This morning we left Lisbon starting our grand tour of Portugal going east and northeast.  Our first destination was the World Heritage city of Evora.  

On our way to the city, we made a slight detour to visit the Cromoleque dos Almendres.  What is that you ask, well it is a site where hundreds of menhirs are assembled in a large circle reminiscent of the Stonehenge in Britain.  It dates back to the Chalcolithic era (2500-1800 BC) and was out in the middle of olive and cork trees.  It sure would be nice to know what exactly was happening here so long ago.  A little ways down the road, we walked a narrow path that led us to a single tall menhir planted in the ground.  I looked and looked but did not find Obelix or even Idefix which I though for sure would be there.  Oh well, maybe we will see him later on.

The city has been in existence for centuries, once lived in by Romans, Visigoths, Arabs, and Portuguese in succession.  It is a city almost completely surrounded by defensive walls built over the years with some of the houses built directly into the wall.  It is very well preserved.  At the top of the town, stands the Roman temple of Diana, which was actually not built for Diana but for the roman emperor and is remarkably well preserved for being so old.  To its side is the Castle of the Duque do Cadaval palace with its two remaining Towers (we chose not to visit this one).  

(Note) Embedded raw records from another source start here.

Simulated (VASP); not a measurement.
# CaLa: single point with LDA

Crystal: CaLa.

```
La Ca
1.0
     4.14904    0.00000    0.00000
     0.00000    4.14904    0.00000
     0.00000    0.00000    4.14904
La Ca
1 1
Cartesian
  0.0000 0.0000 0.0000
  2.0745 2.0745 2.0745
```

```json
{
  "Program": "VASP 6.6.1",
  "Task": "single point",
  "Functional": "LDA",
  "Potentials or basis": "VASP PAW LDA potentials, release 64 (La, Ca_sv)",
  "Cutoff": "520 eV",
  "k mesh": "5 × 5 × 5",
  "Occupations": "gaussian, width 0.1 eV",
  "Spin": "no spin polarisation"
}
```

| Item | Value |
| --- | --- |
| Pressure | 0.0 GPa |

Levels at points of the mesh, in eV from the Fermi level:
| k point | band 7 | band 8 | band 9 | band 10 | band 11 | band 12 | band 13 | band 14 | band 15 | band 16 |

Behind the Roman Temple stands the Evora Cathedral which looks more like a fortified castle in some spots than a religious establishment.  It dates back to the early 13th century and is a classical example of the transition from the Romanesque to the Gothic style of architecture.  The main entrance is flanked by two medieval bell towers that look much more like defensive towers than what one expects of bell towers!  On each side of the door are some very nice sculptures of the Twelve Apostles.  On our visit of the interior, we went up to the Choir which is high above the main floor and vary richly decorated in wood carvings all around the seating area.  At the center stands a grandiose pulpit type topped by an angel (used for the very large song books).  We then climbed to the top of the cathedral and walked on the roof for some great views of the city with its magnificent buildings and extremely narrow streets.  Simply beautiful.

On our way back to the car, we stopped to say hello to my friend Obelix (those of you who know french comic books will understand) and discuss the Menhir he left behind.  The name of this little cafe was Obelix and they and they had him painted on the side of their company car. It was funny.  Our next stop outside the city walls was the Agua da Prata Aqueduct built in the 16th century to bring water from a spring some 9kms away.  We stopped there and had our picnic lunch before continuing our journey northwards.

We stopped in the city of Estremoz hoping to visit the castle but alas, it is now a hotel.  We did however enter and walk around the lobby for a bit just in case some treasure was hidden there.  Not so but a nice stop along the way to Marvao our last stop for the day.  There were a lot of small villages and towns doting the countryside along the way with castles and fortifications all around that would have been nice to stop at and visit.  Sadly, had we done that we never would have made it to our destination.  There is always so much more to see than you have planned!!!

As we approached Marvao, we could see a large castle nestled at the top of the mountain.  It reminded me of the Moors castle in Sintra and one in Kohor, Montenegro.  Built on the top of the mountain right into the rock, precariously hanging over the edge.  Well, much to our surprise, those walls surround the small town of Marvao and we would be staying there for the night.  What a thrill!  We drove passed the city gates and entered this centuries old town.  The car barely fit thru the gates and down the very narrow cobblestone streets.

I walked up to the top of the town to explore the castle and walk its battlements.  What a sight! Not only is the castle amazing by its size and location, but the town has created a gorgeous little garden at the entrance worthy of french or English gardens found around 17th or 18th century palaces.  It was truly amazing.  I knew Mom would really enjoy this, so when I completed my hike around the battlements and keeps of the castle, I went back to the hotel to share this with her.  Since it was quite hot, we took the car up (that's an experience in itself), parked right at the top and visited the gardens.  I think she enjoyed that.  Since we had the car, we went all the way down the mountain looking for the Roman Ruins.

Needless to say, we got lost but took a very nice drive in the countryside.  The town - really just a wide spot in the road - at the bottom of the mountain had a very large swimming pool with an adjacent one built right in the river.  Oh how I want to jump in but alas my swimsuit was wayyyyyy up on top of the mountain :(

We did finally make it to the roman ruins which were so so.  A great day came to an end in a beautiful little hotel.  We decide to have dinner like civilized people for once in the hotel.  I ordered the tomato soup with egg - a specialty from the region.  What a great choice!!!  I will try it at home someday.  Fresh tomatoes, green peppers, bread, onion and an egg added at the last minute.  YUMMY!!!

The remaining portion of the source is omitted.